Dáil debates
Wednesday, 30 April 2025
Defamation (Amendment) Bill 2024: Committee Stage
10:30 am
Jim O'Callaghan (Dublin Bay South, Fianna Fail) | Oireachtas source
Similarly, there are many great advantages to being a member of a political party but there are also disadvantages, as I am sure the other Deputies here will acknowledge. One of the consequences of membership of a political party is the need for compromise. There has been a general election since the Second Stage debate. Fianna Fáil put forward a manifesto, which I supported. It included a requirement that the defamation Bill that was going through the Houses of the Oireachtas be enacted. There was then a debate between different parties about the formation of Government. A programme for Government was agreed between the two parties. I am a Minister in that Government. I am bound, because of the principles of compromise and collective responsibility, to give effect to what was agreed in the programme for Government. It was agreed in the programme for Government that there was to be enactment of the defamation Bill as it went through Second Stage. Deputy Connolly can say that lacks moral courage, but that is the difference between being an Independent and being a member of a political party. Whether or not juries remain in High Court defamation actions is not a question of morality. It may, however, be a question of morality when we consider what I said in the Oireachtas previously. Others will, no doubt, present it as me changing my mind. I do not agree with that. What can be seen here is a recognition of the compromise that is required if one becomes a Minister in a Government and if one signs up to a programme for Government that contains a principle that conflicts with what one said earlier. Deputy Connolly and other Deputies are perfectly entitled to criticise me in light of what I have said previously. However, I must recognise, as Minister for Justice in a Government that has a programme for Government in place, that I am bound by the terms of the programme for Government.

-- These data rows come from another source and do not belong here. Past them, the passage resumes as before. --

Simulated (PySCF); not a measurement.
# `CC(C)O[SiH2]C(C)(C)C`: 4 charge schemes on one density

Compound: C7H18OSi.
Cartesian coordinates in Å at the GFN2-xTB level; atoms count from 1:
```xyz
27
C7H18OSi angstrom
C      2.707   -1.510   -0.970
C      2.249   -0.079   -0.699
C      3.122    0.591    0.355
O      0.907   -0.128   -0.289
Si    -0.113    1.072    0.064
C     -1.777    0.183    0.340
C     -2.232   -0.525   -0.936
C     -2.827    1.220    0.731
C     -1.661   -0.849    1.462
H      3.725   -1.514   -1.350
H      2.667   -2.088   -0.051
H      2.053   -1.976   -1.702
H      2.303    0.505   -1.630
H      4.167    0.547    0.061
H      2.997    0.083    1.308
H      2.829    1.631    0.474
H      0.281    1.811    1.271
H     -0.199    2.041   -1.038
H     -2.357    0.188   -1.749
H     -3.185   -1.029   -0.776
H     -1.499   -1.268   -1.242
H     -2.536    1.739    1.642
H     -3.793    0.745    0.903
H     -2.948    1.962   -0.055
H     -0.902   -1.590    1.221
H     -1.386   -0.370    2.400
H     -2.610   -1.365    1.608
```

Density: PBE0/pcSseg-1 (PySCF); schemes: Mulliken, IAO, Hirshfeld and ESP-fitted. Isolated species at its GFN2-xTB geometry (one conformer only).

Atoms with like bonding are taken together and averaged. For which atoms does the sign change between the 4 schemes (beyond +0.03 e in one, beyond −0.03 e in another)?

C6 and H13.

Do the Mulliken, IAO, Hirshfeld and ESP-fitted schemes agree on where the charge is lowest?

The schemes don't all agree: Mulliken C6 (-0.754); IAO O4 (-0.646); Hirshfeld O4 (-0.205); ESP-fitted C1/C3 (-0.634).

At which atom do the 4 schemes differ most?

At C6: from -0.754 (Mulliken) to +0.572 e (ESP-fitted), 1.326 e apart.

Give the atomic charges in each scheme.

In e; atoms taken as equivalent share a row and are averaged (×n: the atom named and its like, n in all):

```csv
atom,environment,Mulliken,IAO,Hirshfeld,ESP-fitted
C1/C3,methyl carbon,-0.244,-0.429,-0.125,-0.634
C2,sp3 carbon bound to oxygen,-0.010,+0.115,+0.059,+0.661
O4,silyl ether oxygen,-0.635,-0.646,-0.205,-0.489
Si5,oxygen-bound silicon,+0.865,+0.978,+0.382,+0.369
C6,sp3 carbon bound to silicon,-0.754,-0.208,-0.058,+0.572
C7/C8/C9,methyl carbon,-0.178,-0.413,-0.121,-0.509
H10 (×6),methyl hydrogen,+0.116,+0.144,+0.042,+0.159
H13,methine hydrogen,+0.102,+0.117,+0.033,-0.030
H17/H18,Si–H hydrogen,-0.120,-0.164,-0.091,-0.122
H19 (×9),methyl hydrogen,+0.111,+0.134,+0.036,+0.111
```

I will advance the basis on which that has been put into the programme for Government and the basis on which it is provided that the Government wishes to remove juries from defamation actions. There are very few civil actions remaining where juries determine the cases. The only civil actions remaining in the High Court where a jury determines the outcome are defamation, false imprisonment and trespass to the person, sometimes known as assault. Those are the only cases in which one has an entitlement to get a jury in a civil case in the High Court. If one takes a defamation case to the Circuit Court, there is no issue because one is not entitled to a jury in a Circuit Court defamation action. I ask rhetorically that if people genuinely believe juries are so necessary for the purpose of vindicating one's good name, why then is there no amendment that states there should be a jury in a Circuit Court hearing of a defamation action.
The principal reason the programme for Government contains this provision, which requires that the defamation Bill be enacted as it stands, is the belief that the removal of juries will speed up trials. That is one of the reasons. It is probably hard to dispute that the removal of juries would speed up a trial. As I indicated at the outset, and as a judge who presides over civil jury actions in the High Court noted recently, it takes time to put in place a jury. Individuals are selected. They are told to come to court at 10.30 a.m. There is then a process to select a jury, which invariably goes on until 1 p.m. Jurors can be challenged. At that stage, you have lost half a day. The jury is then empanelled and sworn in. There follows an opening speech to the jury. Counsel for the plaintiff gives an opening speech. The case then goes on in the orthodox way with witnesses giving testimony. At the end of the evidence from both sides, there are closing speeches to the jury. There is then the judge's charge to the jury. There is then the deliberation and determination of the jury. Notwithstanding what anyone may think, it is empirically clear that the length of time it takes to determine a defamation action will be reduced if juries are removed. I do not think that can be disputed and it was not something I suggested on Second Stage. Time is expended in that way. Time in the civil courts means money and expense. It is inevitably true that the longer a case goes on, the more costly it will be.
Deputy Sherlock mentioned earlier that defamation actions are the most expensive. That is not my understanding. If she looked at the fee notes from a commercial case, she would notice they are considerably higher. Even taking her point, it reveals that the longer a case goes on, the more it will cost.
I would have thought that was the principal reason Government included this in the programme for Government.
Then there are issues of certainty as to what will be awarded. If somebody asks a senior counsel what the likely outcome is of succeeding in a case for personal injuries, for example, a broken leg, that senior counsel will be able to assess fairly accurately the likely award from the judge. It will be within a range of figures. We now have the personal injuries guidelines. They will be able to accurately advise a client as to the likely outcome. That is an advantage for a plaintiff. Similarly, it is important for a person being sued, who can be told what the likely award against him or her will be if it goes wrong.
One of the downsides of assessments of damages being determined by a jury is that it is extremely difficult to tell a client, whether a plaintiff or a defendant, what the likely outcome of a jury is. I have great respect for juries and they generally, in my assessment, get it right, but jurors' predictions and outcomes are very hard to advise on. That has an impact on people being sued and on insurance companies covering people being sued. They do not reliably know what range of figures could be involved. That is the reason, notwithstanding the eloquent contributions of all four Members here this evening, that I - and it is a roundabout way of going to it - cannot agree to the amendment tabled in the name of the Labour Party Deputy and I must insist that the section continue as it is. I hope that has not put the Leas-Cheann Comhairle to sleep or anything like that. That is the end of my contribution.